Remember all those pathetic TV and web ads the Obama administration ran urging young people to sign up for Obamacare? If not, humor me as I jar your memory. Let's see. There was 'Brosurance' and then Pajama Boy. And who could forget 'Your Mom Cares' -- that embarrassingly cheesy video featuring the mothers of Jonah Hill, Adam Levine, Alicia Keys and Jennifer Lopez, which included lines such as "Young people feel invincible," "Seriously do you want your mothers to have a nervous breakdown?" and "Taking care of yourself so your mothers can sleep and have a nice life after all they've done for you is not too much to ask." Michelle Obama even appeared at the end of the video, adding, "We nag you because we love you." (It's not surprising this ad bombed in the polls. Young people don't even like their own mothers telling them what to do.)
And in a spectacularly horrific move, the LGBT organization Out2Enroll released that Obamacare holiday "music video" aimed at young gay men (an ad that even the gay community denounced as "unrealistic" with "harmful stereotypes.") Personally, I found the ad to be nauseating and, well, nauseating.
I'm taking you on this little stroll down memory lane to make one point: The Obama administration doesn't understand young people. It was apparent then and it's even more apparent now. It amazes me that an administration that was able to grab over 60 percent of the youth vote in two presidential elections is completely incapable of treating them like the intelligent, hardworking adults that they are.
I'm a 28-year-old millennial and I can tell you that the botched Obamacare rollout and nonfunctional website resonated strongly with my generation. I work with people my age everyday. Most of them, including the ones who voted for Obama twice, no longer trust him. (The support percentage numbers have plummeted by almost 30 percent.) I'm part of a generation that barely has the patience to download a song on iTunes or wait more than 30 seconds for a Starbuck's order. It's laughable to expect us to spend weeks trying to sign up for a healthcare plan that we don't even want on a website that doesn't even work.

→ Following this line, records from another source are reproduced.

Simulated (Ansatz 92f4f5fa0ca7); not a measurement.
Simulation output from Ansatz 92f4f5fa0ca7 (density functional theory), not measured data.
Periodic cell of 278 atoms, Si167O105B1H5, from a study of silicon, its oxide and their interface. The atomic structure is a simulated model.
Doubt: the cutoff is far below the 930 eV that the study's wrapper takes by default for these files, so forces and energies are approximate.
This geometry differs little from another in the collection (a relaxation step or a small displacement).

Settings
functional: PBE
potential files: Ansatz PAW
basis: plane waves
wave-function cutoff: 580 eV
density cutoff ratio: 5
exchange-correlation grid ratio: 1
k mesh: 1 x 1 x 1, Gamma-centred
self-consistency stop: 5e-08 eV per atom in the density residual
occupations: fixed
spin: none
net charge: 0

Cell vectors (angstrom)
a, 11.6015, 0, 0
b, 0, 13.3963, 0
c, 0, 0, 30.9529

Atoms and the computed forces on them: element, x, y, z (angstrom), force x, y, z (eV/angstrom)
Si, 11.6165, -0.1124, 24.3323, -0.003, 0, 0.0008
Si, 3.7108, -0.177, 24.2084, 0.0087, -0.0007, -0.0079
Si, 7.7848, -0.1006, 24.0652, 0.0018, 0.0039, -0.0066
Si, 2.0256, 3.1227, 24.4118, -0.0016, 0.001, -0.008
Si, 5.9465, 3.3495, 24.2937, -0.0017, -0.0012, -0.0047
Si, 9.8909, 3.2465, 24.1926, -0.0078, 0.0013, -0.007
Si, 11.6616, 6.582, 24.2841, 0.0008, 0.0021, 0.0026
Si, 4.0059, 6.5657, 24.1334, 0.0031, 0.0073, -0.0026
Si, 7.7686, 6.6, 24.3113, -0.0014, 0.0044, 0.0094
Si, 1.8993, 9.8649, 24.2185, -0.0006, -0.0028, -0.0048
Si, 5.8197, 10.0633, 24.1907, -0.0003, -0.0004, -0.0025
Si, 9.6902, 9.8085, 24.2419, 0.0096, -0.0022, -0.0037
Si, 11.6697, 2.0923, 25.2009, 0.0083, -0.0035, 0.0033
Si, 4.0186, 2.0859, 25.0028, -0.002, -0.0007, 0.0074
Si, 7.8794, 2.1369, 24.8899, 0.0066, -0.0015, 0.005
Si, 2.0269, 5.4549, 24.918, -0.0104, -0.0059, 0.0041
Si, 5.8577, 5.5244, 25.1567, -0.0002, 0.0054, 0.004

To President Obama and his sorry excuse for a marketing team, I would like to offer you a reminder. Young adults are quite capable of thinking for themselves (sometimes) and making decisions independent of others. If your Democratic Party is going to rally youth again in 2016, you need to stop treating them like idiots. (You might want to try applying this methodology to all Americans as well. Just a thought.) You need to focus on the issues that young people are focused on. The same people you are treating like infants are often working two and three jobs just to stay afloat in a crumbling economy. They're paying rent, voting for government officials, mapping out their career plans and even forming their own opinions about various political ideologies. (GASP!)
Furthermore, Mr. President, it's ironic that, while you claim to support the interests of young people, many of your policies have been and continue to be detrimental to their futures. You've shoved mandatory healthcare down their throats and increased their premiums prior to Obamacare, forcing them to spend money that they would have liked to put toward student loan debt, apartment rent or a dependable car. With the implementation of Obamacare, you've also crushed the hiring abilities of many businesses and corporations where young people would like to start their careers. (It's no wonder the majority of college graduates are working low-paying jobs that don't require a degree. They can't find any work in their field of study.) And worst of all, you've created a cultural mindset of dependency that promotes, tolerates and allows reliance on the government rather than on the power of the individual.
Mr. President, you are suffering from a severe case of marketing failure. You've successfully turned off young voters.
GOP, this is your chance to pick up the ball that President Obama has dropped. This is your chance to shoot from half court and win the game at the buzzer. Remind the millennials that someone is looking out for their freedom. Remind them that this administration has continually restricted that freedom. After all, if there's one thing that young people love and value, it is their freedom.